Analysis, Modeling, and Simulation (AMS) assessment of Integrated Corridor Management (ICM) on I-15 in San Diego.
Integrated Corridor Management Analysis, Modeling, and Simulation for the I-15 Corridor in San Diego, California: Post-Deployment Assessment Report
The focus of the ICM Post-Deployment assessment was to investigate the impacts of ICM in its "as deployed" state using Analysis, Modeling and Simulation (AMS) tools in San Diego. Macroscopic and microscopic simulation models were used to characterize and estimate the impacts of driver behavior in response to various traffic control strategies and changes in multi-modal options.
The ICM strategies modeled in the post-deployment AMS analysis included:
- Active decision support system
- Coordinated incident management
- Freeway coordinated ramp metering
- Actionable traveler information (en-route and pre-trip via CMS, a new 511 app, and other commercial sources)
- Upgrades to selected traffic signal systems (new traffic signal coordination timings, responsive traffic signal control)

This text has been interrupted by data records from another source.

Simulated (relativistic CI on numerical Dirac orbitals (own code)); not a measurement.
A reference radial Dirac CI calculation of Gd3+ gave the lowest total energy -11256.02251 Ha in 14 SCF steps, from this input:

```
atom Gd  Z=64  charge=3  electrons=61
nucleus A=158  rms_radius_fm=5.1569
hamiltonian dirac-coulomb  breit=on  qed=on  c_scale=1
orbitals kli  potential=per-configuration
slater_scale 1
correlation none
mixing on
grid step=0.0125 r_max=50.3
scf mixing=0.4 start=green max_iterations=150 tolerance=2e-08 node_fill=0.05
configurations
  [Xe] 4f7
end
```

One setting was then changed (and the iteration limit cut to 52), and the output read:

- Alternate route wayfinding signs.
AMS aids in the broader goals of ICM Evaluation by providing a framework that can be used to quantify potential and actual benefits of localized ICM strategies. In San Diego, AMS instigated the use of performance measures to inform and refine the response plans. This allowed AMS to provide insights through measurable results, a major factor that can help agencies determine which transportation investments are worthwhile.
Transportation professionals can integrate AMS methodology with ICM decision support systems to facilitate predictive, real-time, and scenario-based operational decision-making. AMS allows agencies to "see around the corner", producing simulations of possible future conditions, allowing agencies to react proactively and manage the transportation corridor as a multimodal system, as opposed to managing individual assets.